"Smart, bright bedrooms with gorgeous views over the Amalfi Coast; Maison La Minervetta is a tranquil, intimate boutique hotel."
Destination/Hotel search
Witt Istanbul Suites was one of our star hotels for 2008 thanks to its slick interiors and very reasonable room rates. Sign up to our monthly newsletter or re-register your details in December for a chance to win a 3-night stay in the heart of the Turkish capital.
"Smart, bright bedrooms with gorgeous views over the Amalfi Coast; Maison La Minervetta is a tranquil, intimate boutique hotel."
From EUR 320.00 Read review
"Gio Ponti designed this boutique hotel that overlooks the Gulf of Naples - come for chic, retro design and an elevator to the beach."
From EUR 200.00 Read review
"Great value without compromising on style, this kooky boutique hotel sits right by New York's Times Square. With a reception desk that's also a confectionary counter,...
From USD 125.00 Read review
"Philippe Starck reaches Asia - a bright, white boutique hotel in Causeway Bay with a futuristic, urban edge and friendly staff."
From HKD 1195.00 Read review
"Exclusive and luxurious, this hamlet of chalets and apartments, near Megève, with stunning mountain views."
From EUR 182.20 Read review
From EUR 260.00 Read review
Bolivia’s 22 national parks and protected areas represent 15.6 per cent of the country’s total land mass. The diversity of the parks is huge, spanning climatic zones from the high-altitude Altiplano of Sajama National Park to Otuquis National Park in Bolivia’s tropical, lowland Pantanel.
Amboro National Park, located near Santa Cruz, has more than 800 species of birds alone, while Madidi National Park, north of La Paz, commands 11 per cent of the world’s species of flora and fauna.
“There’s little knowledge amongst Bolivians about what is a protected area and how it can actually benefit the country,” says Viviane van Owen of WWF Bolivia (www.panda.org), which is supporting the event and currently manages environmental programmes in Bolivia’s Pantanal and Amazon regions.
“There is an overall lack of scientific investigation into our natural diversity due to a lack of funding. Hence it’s quite possible that whole new species exist in the parks that we don’t know about yet.”
It costs from US$250,000 annually to run a park at a basic level, but the Bolivian government – plagued by social unrest and stretched to deal with the country’s crushing rural poverty – has a budget of just $500,000 per year for its national park network. Currently, over 90 per cent of vital funding comes from private sources.

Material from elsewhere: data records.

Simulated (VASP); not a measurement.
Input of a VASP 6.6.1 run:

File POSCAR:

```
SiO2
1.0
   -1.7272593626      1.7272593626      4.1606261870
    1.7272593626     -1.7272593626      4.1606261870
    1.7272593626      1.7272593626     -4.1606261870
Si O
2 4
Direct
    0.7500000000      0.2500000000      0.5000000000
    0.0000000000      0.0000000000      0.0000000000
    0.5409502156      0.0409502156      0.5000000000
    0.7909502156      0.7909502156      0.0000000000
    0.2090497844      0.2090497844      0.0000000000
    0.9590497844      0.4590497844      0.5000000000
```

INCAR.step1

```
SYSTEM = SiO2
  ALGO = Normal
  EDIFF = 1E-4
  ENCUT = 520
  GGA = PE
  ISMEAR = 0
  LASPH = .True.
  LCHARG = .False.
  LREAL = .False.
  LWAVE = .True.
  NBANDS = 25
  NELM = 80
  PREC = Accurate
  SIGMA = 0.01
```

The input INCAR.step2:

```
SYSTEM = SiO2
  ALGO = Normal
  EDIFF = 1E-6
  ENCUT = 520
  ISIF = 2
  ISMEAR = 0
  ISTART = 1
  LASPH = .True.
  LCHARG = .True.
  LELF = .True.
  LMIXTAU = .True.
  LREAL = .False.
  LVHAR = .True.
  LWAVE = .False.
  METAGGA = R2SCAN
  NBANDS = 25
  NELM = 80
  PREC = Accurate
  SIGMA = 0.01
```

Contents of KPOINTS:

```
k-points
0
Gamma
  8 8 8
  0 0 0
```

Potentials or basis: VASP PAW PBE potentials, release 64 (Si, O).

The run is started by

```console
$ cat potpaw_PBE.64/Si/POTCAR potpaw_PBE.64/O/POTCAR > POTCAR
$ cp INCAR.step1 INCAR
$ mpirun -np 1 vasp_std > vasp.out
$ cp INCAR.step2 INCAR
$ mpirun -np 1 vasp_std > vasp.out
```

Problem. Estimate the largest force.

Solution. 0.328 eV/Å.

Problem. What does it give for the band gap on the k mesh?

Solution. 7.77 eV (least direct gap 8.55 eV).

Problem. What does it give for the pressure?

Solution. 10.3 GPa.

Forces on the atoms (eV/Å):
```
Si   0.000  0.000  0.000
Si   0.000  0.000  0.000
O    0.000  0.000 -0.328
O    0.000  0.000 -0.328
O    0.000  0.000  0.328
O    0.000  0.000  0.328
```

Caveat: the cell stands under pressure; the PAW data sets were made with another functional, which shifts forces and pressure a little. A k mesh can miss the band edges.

To the Bolivian tourism authorities, boosting tourism to the country’s protected areas is seen as the solution to the funding crisis and crucial to moving Bolivia’s fledgling tourism industry -400,000 international arrivals per annum - onto the next level.
As such, Madidi is being touted as the next big ecotourism destination in the Americas with a new airport inRurrenabaque, the gateway to the park, due for completion in 2007. The latter is hoped to increase visitors numbers threefold from the current level of 15,000 annual arrivals, of which 7,000 visit Madidi.
The park was pinned firmly on the tourist map in February this year when a team of researchers from the New York-based Wildlife Conservation Society, led by British born conservationist Robert Wallace, discovered a new species of titi monkey in the park.
The team subsequently auctioned the right to name the monkey via the website www.charityfolks.com, raising US$650,000 for Madidi to be channelled through FUNDESNAP, a private foundation created to raise sustainable sources for funding protected areas. A Canadian casino bought the name and the monkey was subsequently christened callicebus avrei palatti (Golden Palace).
“We wanted to raise the profile of Madidi and Bolivia’s protected areas as a whole,” explains Wallace from his La Paz office. “Madidi could well be the most bio-diverse area in the world. To ensure its future, however, it needs a sustainable plan. Tourism can play a vital role to redistribute wealth to local communities, but it’s not a panacea.”
With Madidi celebrating its tenth anniversary as a National Park on September 21 this year and the tourism infrastructure in Rurrenabaque growing rapidly, the question now is how to manage the potential tourism boom without harming the fragile environment of Madidi.
One successful project is the Chalalan ecolodge, located five hours upriver from Rurrenabaque in the heart of Madidi. Chalalan is now managed and staffed entirely by the local Quechua-Tacana community, attracting 1,000 tourists annually and turning over a healthy US$25,000 profit. Of this 50 per cent goes to pay the wages of 74 indigenous community families working with the lodge, and 50 per cent provides health and education services for the local community.
“Tourism and communities have to develop hand in hand but we are concerned that, in Madidi, all the tourism is currently concentrated into five per cent of the park’s 1.9m hectares,”says Oscar Loayza, head of planning for SERNAP (Servicio Nacional de Areas Protegidas; www.sernap.gov.bo), the Bolivian national parks authority.
“We have identified five other areas where local families can also benefit from tourism as the instrument to conserve the natural environment and provide an economic alternative for indigenous communities,” addsLoayza.
“Bolivia has huge potential for national park tourism given its enormous natural capital, but we are taking a cautious approach. Tourism is the means but not the end.”